Where do the young belong? By Ghazi Salahuddin
Over the years, I have had very ambivalent, mostly disconcerting, feelings about the capacity of our educated young people to play a constructive role in Pakistan’s affairs. One measure of my discontent about the entire situation is their abysmal reading habits that I have repeatedly discovered in my encounters with them in colleges and universities.
Still, I remain worried about the collective educational deprivations of this generation, only a small percentage of which has access to any form of higher learning. I have a reservoir of anecdotal evidence to exemplify the existing level of the knowledge and intelligence of the young, in a general sense.
A development professional was invited to speak to post-graduate students of a private university in Lahore. There were more than one hundred of them in the auditorium, he told me. Not one of them was able to tell him the names of three cities of Balochistan, besides Quetta.
One question that I often pose whenever I get the opportunity to speak to university students is: what does it mean to be young in Pakistan at this time? Sadly, it doesn’t seem possible to explore this subject in depth and encompass, against the backdrop of Pakistani society, all the passions and yearnings and aspirations that are associated with an adolescent’s perilous journey to adulthood. Particularly for the female gender, being young in Pakistan is a fearsome hazard.
Now, this is something that I could take up at any time. Why I am writing about the young people of Pakistan now is because I have noticed that their craving to find refuge somewhere abroad is becoming so much more evident. And this defeatist response to the crisis of Pakistan has a bearing on the role that the young are set to play in shaping the future of Pakistan.
Pakistan has always been a place to go away from but it was due to the pull factor of better opportunities and the freedoms that the young can openly enjoy in Western countries. What is more in play now is the push factor of a society falling apart and the threat of an economic collapse. I have met parents who are willing to sell their assets in Pakistan to enable their otherwise well-settled children to leave this country. “I tell them to not come back”, said one parent, a senior banker.
There are some figures about how the graph was rising in recent months, though many departures may not have been officially recorded. In 2021, around 225,000 workers had gone abroad. In the just ended 2022, this number rose to 765,000. It is hard to imagine what this number would be if everyone wanting to go is able to make it, holding a passport that is among the weakest in the world.

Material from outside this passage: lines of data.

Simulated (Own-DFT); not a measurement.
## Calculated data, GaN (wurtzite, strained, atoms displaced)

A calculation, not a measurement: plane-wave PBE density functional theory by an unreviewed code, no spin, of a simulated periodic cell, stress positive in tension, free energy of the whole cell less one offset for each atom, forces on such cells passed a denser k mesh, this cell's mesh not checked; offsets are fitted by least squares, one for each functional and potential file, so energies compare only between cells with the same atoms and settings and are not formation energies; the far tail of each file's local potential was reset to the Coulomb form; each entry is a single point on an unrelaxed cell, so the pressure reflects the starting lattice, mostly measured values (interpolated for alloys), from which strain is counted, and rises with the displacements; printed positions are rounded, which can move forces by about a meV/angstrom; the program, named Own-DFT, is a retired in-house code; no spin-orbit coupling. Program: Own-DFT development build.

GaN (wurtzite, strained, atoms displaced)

This trend of those who are apparently doing well in Pakistan wanting so desperately to emigrate is frightening. Will not the prospects of Pakistan working its way out of the present difficulties further diminish with this brain drain? As I have suggested, just a limited number of young people are able to get a good education. Ideally, it is this cluster that would be expected to join the struggle for Pakistan’s survival. But they obviously have no concern about the well-being of their homeland.
They used to talk about Pakistan’s youth bulge and wishfully call it a great asset. Then doubts began to arise about its quality and competence. Questions were raised about whether it was a demographic dividend or a disaster – an asset or a liability. There should be little doubt now that the young in Pakistan are becoming a seed of disorder, mainly because they are being nurtured by forces of obscurantism and intolerance.
Come to think of it, which young person would have been a better role model and source of pride for the entire country than Pakistan’s own Malala Yousafzai? Hers is truly a fairytale of our times. But the unfortunate truth is that Malala is not admired at the popular level in Pakistan. This says a lot about the scope there is for a progressive social change that can only be brought about by a revolution led by the young.
We do have a small number of young people in this sprawling, boundless wilderness who are striving for a better Pakistan. But they can easily be overwhelmed by the rising tide of economic and political disarray. One shudders to envisage the preponderance of ill-educated and physically under-nourished young people wandering aimlessly in this landscape. Just try to contend with the fact that more than 60 per cent of Pakistan’s population comprises the youth – people between the ages of 15 and 33.
As it is, the growth of population in Pakistan is seen, by those who can see, as a ticking bomb. But so much more is ticking in our hearts and in our minds. In addition to economic mismanagement and the consequences of an unprecedented flood, Imran Khan’s ceaseless political campaign for about nine months has raised the temperature so high that the country is finding it hard to breathe.
So, in this breathless environment of anxiety and alarm, where is the spirit of youth in play? Were we not told that the youth are to be identified with hope and with courage? But the young in Pakistan, one may say, are not able to be young – not the ones who are voting with their feet or the others who are prisoners of unsavoury circumstances.